Floods, storms, bushfires, cyclones – there’s no doubt that Australians and their properties can bear the brunt of Mother Nature. And whether your landlord clients are caught up in a disaster or not, environmental issues can impact their insurance.
A whopping $6.8 billion – that’s the estimated insured losses from this year’s flooding in Queensland and New South Wales.
As the tally continues to mount, the flood event has taken up the dubious mantle as Australia’s costliest natural disaster (the 1999 eastern Sydney hailstorm held the title previously).
But the floods were just one of several major natural catastrophes that our communities have had to face in recent years.
From devastating bushfires to cyclones, hailstorms and even an earthquake, the wrath of Mother Nature has been felt right across the nation.
According to the Insurance Council of Australia (ICA), insurers paid $6.41 billion from more than 380,000 claims across multiple events in FY21 alone – up $3.9 billion on the previous 12 months.
And we’re not alone, globally insured losses from natural disasters topped US$116 billion last year.
The sad fact is the frequency and severity of extreme weather events and natural disasters are increasing as climates change. And this is directly impacting the availability and cost of property insurance.
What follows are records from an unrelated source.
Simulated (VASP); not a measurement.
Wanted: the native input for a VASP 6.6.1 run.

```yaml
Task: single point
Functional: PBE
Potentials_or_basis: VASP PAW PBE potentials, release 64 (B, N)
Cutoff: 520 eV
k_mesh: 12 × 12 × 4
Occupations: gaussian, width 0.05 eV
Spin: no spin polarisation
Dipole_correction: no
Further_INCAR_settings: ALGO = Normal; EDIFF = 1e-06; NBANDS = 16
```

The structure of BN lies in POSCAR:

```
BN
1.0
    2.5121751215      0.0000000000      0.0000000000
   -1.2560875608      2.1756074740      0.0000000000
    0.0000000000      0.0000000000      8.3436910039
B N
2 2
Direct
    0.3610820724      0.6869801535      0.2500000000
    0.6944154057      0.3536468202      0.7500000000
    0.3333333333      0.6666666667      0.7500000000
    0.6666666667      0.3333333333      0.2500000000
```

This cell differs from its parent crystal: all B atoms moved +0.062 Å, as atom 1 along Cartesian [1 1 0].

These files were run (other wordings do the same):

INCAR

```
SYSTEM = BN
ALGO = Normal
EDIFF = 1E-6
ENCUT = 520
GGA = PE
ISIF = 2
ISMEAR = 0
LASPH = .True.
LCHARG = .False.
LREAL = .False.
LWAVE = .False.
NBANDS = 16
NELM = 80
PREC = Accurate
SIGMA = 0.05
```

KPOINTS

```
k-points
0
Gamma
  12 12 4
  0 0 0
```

Research from the ICA revealed that extreme weather events over the past 12 months cost every Australian household an average of $1532.
This sum includes government expenses paid for through taxes, insurance costs, uninsured damage, and increased prices due to supply chain shortages. By 2050, this figure is expected to rise to more than $2500 a year.
What this figure shows and the ICA notes it that: “we all pay”. This is sometimes what policyholders, including your landlord clients, may not always realise.
It’s not only those caught up directly in a catastrophe that are affected – it’s practically everyone who holds insurance.
And that’s something you might need to explain to your landlords if they question why their premium has risen even though they haven’t made a claim or been involved in a disaster.
If you have clients questioning landlord insurance costs and its value, then these points might help.
Natural disasters mean insurers are paying out more, more often
When natural disasters strike, they devastate communities and leave a huge damage cost.
Insurers support policyholders by paying the cost of rebuilding or replacing lost property.
Collectively, those payouts can stretch into the billions of dollars.
Unfortunately, as the frequency and severity of natural disasters increase, so too do these losses. This equals higher pay outs for insurers. And these higher costs often need to flow through to all policyholders in the form of higher premiums.
Greater environmental risk means more events to cover
Insurers use complex calculations to model the probability of natural disasters occurring and the potential losses that will result.
This helps insurers to work out what cover to offer and how to price it (the premium).
It follows that when the risk of a disaster happening is higher, then the probability that losses will be sustained, and policyholders will need to be paid out, is higher.
So as the risk is higher, the premiums the insurer needs to charge will be higher.
Put simply, if the insurer doesn’t collect enough money to cover the risk, then there won’t be enough to cover policyholder losses.
Climate change is changing insurance
Unfortunately, it is forecast that Australia will suffer more frequent and severe natural disasters in the years ahead, thanks to the rising risks of extreme weather and climate change.
This means it is inevitable more policyholders will suffer losses, so premiums will also have to be adjusted to keep up with the evolving risks.
The onslaught of natural disasters means insurers are paying out more, more often. So that there is enough money to pay future claims, insurers need to adjust the premiums that policyholders pay.
As a result, the increasing frequency and severity of natural disasters is causing insurance premiums to rise.
We all want to ensure there’s enough money in the insurance kitty if misfortune happens to strike your client’s property.